What makes the work of homesteading hard this year is you have to manufacture your own enthusiasm. There’s not much marketing excitement being generated around sticking with what works. That looks like a mistake to us, even considering the limited resources of the OpenMPE movement. I spent hours poring over Web sites, reading guide books and the ample literature of Montana. I was making excitement for the cowboy work ahead. I even pulled my copy of A River Runs Through It down off my shelf, to dip myself in the lyric waters of fly-fishing heaven. I’m a bait fisherman from my boyhood, but fly-fishing looked to be a graduate course in patience and crafty casting.

As a hopeful homesteader your destination can be no less lyric. You head toward waters where you can idle in such settings, away from the continuous tent-raising of those Unix configuration circuses. You’ve always wanted a computer you use more easily because you fix it less. That’s the flat, easy water that a trout fisherman longs for, not the roiling current and swollen banks of 2002, with all of your favorite IT holes now hidden under a blown-out river of doubt.

So for a long while now you’ve had to wait, like those fly fishermen at the Grizzly Hackle outfitters who were anxiously waiting for the Blackfoot and North Clark Fork to recede after June snows and rains blew out the rivers. We are guessing, like the guides who carry those fishermen out on float trips, about when the waters of waiting will roll back. We believe it will be very soon now, before this year’s leaves begin to turn in that rugged country.

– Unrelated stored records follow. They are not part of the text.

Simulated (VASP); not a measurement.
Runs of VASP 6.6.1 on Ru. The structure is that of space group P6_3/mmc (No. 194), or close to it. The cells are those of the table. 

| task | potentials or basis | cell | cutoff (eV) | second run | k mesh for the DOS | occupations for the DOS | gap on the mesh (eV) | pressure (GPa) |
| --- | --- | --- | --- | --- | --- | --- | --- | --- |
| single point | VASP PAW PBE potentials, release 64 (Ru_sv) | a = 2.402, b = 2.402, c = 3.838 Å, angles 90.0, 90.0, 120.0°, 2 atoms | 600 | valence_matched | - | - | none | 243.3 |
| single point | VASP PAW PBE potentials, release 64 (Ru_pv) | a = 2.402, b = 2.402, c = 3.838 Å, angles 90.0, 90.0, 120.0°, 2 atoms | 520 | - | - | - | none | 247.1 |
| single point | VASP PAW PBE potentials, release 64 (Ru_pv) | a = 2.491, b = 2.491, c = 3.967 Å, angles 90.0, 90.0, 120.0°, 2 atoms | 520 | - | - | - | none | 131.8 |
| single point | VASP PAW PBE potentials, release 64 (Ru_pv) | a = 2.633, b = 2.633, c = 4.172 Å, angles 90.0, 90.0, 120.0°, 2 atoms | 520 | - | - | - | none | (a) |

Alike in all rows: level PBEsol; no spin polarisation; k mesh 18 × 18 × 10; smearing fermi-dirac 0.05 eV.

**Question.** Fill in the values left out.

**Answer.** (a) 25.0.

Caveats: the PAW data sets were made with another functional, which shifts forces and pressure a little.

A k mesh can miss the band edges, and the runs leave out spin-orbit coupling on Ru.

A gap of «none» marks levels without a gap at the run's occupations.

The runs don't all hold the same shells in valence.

So we advise, like any good angler or traveler, that you’ve got to start planning and preparing. This is the cowboy work of a long trip or a quest for the big brown fish. You must look ahead to learn the way, and you’ve got to prepare your gear in order to catch what you’re after. Your big fish is information, the “I” in IT. You will catch more with newer HP 3000s, with fresher techniques, with a wider array of software lures in your vest.

This season is where the messages of migration and homesteading overlap, in that place called planning. Regardless of where your journey is leading you, it’s time to get some advice on moving ahead. Software and services supplier Birket Foster said that doing a transition “is like a vacation: the less you plan, the more it costs.” There’s spending ahead for everybody in the coming years, once our economy rolls out of the drought it’s been led into. Being prepared with advice and the best gear will save you.

If you’re a homesteader, you might feel like you have further to travel than companies who are changing out their HP 3000s. The truth might be that you’re not traveling any further, but that you simply can’t see as much of the road ahead as your fellow-travellers. The commerce of that costly transition is lighting the way to migration. Those who hope to earn new revenues from software and system purchases have that road well-lit with promise.

The homesteading path winds out through darker trails, by comparison. And traveling in the dark is harder by far, because it’s so difficult to measure your progress. The lack of landmarks offers little hope to keep you behind the wheel. We drove none of our miles to Montana and back in the dark, taking advantage of the never-ending daylight of summer’s solstice. A homesteading customer has a harder road to the promised land.

But you can do it, with the consulting advice of people who know the HP 3000 already and are open to a homesteading option. MBS is calling it a choice to “stay,” and your best guides can see homesteading’s trail as well as the better-lit migration path.

While we crossed our miles through the desolate wilderness, we enjoyed books on tape to keep us alert, as well as a seminar on my oldest passion, writing. Anne Lamott gave counsel on how to travel a road that seems too lengthy, an analogy she used to tell writers how to keep moving forward on their novels. She was quoting E.L. Doctrow, telling us on her tape that writing novels is “like driving a car at night. You can only see as far as your headlights, but you can make the whole trip that way.” In her book Bird by Bird, Lamott says this is right up there with the best advice about life she ever heard. There’s nothing quite like hearing it on a long journey, though.

In time, the natural sunlight of your economical computing choice will rise, lighting the way of the homesteaders. Then their road will stretch out like the highway that pours off MacDonald Pass, cresting the Continental Divide outside Helena with a view all the way down. We sat at a scenic turnout and drank in the nectar of our destination, then drove down to take in our goddess. Stay at the wheel, and get a guide and newer gear. You can pull into a valley with as much promise.